Sunday, December 18, 2016

Stocks Get Trump Bounce, But Not The Real Economy

Consumer, businesses haven’t changed their behavior early on.


By Jeffry Bartash
MarketWatch
December 19, 2016

Stock prices soared and soared after Donald Trump's election, but the real economy?

U.S. stocks have repeatedly sailed to record highs in anticipation of a more business-friendly Trump White House backed by a Republican Congress. But there’s no evidence so far that businesses and consumers have acted with similar glee.

It’s no shock. Major reports leading up to Christmas, including this week’s look at investment and consumer spending, reflect snapshots of the economy in November as the election was taking place.

And even though surveys show a more buoyant attitude among consumers and executives, it’ll take at least several months to learn if that translates into more investing, hiring and spending.

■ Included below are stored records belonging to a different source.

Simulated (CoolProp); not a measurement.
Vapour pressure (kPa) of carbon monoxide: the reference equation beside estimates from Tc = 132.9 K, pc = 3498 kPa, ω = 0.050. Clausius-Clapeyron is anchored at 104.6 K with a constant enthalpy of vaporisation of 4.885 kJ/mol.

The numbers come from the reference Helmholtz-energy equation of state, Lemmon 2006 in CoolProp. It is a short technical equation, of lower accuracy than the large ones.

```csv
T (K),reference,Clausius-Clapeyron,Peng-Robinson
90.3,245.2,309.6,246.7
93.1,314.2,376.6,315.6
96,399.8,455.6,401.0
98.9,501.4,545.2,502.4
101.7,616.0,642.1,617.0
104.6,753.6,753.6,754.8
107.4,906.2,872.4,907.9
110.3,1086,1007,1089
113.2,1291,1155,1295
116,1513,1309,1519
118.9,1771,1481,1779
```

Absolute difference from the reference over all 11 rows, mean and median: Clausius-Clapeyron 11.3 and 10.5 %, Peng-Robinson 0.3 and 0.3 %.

“Is this just a temporary euphoria brought on by the election and the promise of meaningful change, the holidays, or a stock market at record highs? Only time will tell,” noted Scott Anderson, chief economist of Bank of the West.

Certainly there’s plenty of room for improvement. Take business spending.

Although orders for long-lasting products are forecast to rise in November, a key measure included in the durable-good report shows investment has fallen 4.3% in the past 12 months. Indeed, investment has been weaker in the past two years than anytime since the Great Recession.

President-elect Donald Trump has vowed to cut corporate taxes, reduce regulations and ratchet up government spending on large public-works projects. Those promises have excited the corporate world and it could spur more investment in the future, but executives are likely to wait for more details before they take the plunge.

The same is probably true of consumers. Households don’t spend like they used to, and it’s unrealistic to expect them to alter their behavior until they see how the new president’s approach affects their paychecks or ability to find work.

Still, households have been doing their part. Consumers have propped up the economy even as the two other key pegs, business investment and trade, lag well behind. The government is expected to report consumer spending rose a solid 0.3% in November, helped by gradually rising wages.

That leaves government. Yet Washington just can’t inject tens of billions of dollars into the economy even under a new administration. Congress rarely moves quickly and it won’t be until late spring or early summer that the spigots start to open.

Once the spigots open, though, federal spending could juice the economy for some time to come.

“The U.S. is poised to spend big in coming years while almost no one else is in the same boat,” said Doug Porter, chief economist of BMO Financial Group.

If Trump gets his way, the current economic expansion that’s now 90 months old, and is the fourth longest ever, might go on for at least several more years. That could bring it within reach of the record 120-month expansion that occurred from 1991 to 2001.

The bigger challenge, though, is not the length of the expansion but its speed.

The U.S. hasn’t grown 3% annually since 2005, an 11-year stretch that is the longest in modern history. That’s thin gruel for Americans used to an economy that whose historic growth rate is 3.3%. And one of the chief reasons Trump pulled off his surprise upset.